The moment arrives differently each time. Sometimes it surfaces when RT maps the decision patterns the organisation is actually exhibiting against the decision rights the operating model formally assigns. The two don’t match — not slightly, but structurally. Decisions the model assigns downward are being made at the ExCo. Decisions the model places at the ExCo are being made in bilateral conversations that no committee structure captures. The model says one thing; the pattern says another.

Sometimes it surfaces when RT maps escalation patterns. In a well-functioning operating model, escalation occurs when a decision genuinely requires a higher level of authority — when it falls outside defined parameters, when it has cross-functional consequences that need coordination, when it carries risk that the assigned level cannot absorb. In a drifted operating model, escalation has become the default response to ambiguity — which means it occurs constantly, it consumes senior time disproportionately, and it rarely produces the clarity it is supposed to produce because the source of the ambiguity is structural, not informational.

The operating model that has drifted is still described in the same language as the one that was originally designed. The language didn’t change. The organisation did. And the gap between them has been widening quietly ever since.

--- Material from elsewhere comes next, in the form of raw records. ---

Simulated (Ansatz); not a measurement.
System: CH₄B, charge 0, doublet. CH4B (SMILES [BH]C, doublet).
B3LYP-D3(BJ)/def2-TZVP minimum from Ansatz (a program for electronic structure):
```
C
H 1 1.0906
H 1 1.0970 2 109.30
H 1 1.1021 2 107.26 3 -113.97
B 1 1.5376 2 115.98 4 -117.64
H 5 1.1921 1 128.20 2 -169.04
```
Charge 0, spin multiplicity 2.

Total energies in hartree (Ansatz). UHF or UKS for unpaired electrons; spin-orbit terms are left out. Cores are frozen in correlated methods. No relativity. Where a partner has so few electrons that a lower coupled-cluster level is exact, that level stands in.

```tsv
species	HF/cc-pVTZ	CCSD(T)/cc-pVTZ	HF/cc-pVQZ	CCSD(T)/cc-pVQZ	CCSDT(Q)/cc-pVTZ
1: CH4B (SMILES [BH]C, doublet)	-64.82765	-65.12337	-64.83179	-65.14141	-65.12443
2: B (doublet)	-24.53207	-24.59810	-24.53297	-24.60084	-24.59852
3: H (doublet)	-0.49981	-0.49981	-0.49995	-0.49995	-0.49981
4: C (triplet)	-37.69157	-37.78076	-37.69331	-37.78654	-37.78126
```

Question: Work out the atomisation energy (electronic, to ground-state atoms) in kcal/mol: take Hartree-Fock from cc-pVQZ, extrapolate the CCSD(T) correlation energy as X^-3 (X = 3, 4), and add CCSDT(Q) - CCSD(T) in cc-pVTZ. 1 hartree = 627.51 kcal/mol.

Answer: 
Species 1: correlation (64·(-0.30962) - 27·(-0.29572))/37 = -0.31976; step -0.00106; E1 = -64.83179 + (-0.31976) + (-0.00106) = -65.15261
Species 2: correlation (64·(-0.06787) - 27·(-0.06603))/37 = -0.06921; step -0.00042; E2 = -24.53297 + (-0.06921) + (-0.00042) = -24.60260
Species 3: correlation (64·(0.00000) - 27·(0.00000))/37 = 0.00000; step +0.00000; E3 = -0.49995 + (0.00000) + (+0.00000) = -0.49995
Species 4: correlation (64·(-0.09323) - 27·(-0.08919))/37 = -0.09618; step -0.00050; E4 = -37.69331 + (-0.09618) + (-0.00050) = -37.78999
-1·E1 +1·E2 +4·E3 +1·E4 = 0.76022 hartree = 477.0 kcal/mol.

What strikes RT practitioners most consistently is not the fact of the drift — operating model drift is essentially universal in organisations that have been through significant change — but the speed with which leadership teams recognise it once the structural evidence is in front of them. The recognition is almost always rapid. The model they have been describing and defending as current suddenly looks obviously historical. The question that follows is always the same: how long has it been like this?

The honest answer, in most cases, is: longer than anyone thought. Operating model drift accumulates gradually. Each individual adaptation — a workaround here, an informal arrangement there, a committee that stops being the real decision forum — seems manageable in isolation. The pattern only becomes visible when you look at the whole. And the whole is rarely mapped, because no one has needed to map it until something breaks.

 The practical implication for leadership teams is this: the operating model description you use to onboard leaders, set expectations with the board, and explain the organisation to external parties is probably not an accurate description of how the organisation actually operates. The gap between that description and operational reality is not a communication problem. It is a governance one — and the longer it goes unexamined, the larger the structural consequences of finally examining it.

The leadership teams RT works with find the moment of recognition uncomfortable and, almost immediately afterward, clarifying. For the first time in the engagement, everyone in the room is looking at the same map — not the official one, but the real one. The work that follows is harder than the recognition. But the recognition is what makes the work possible.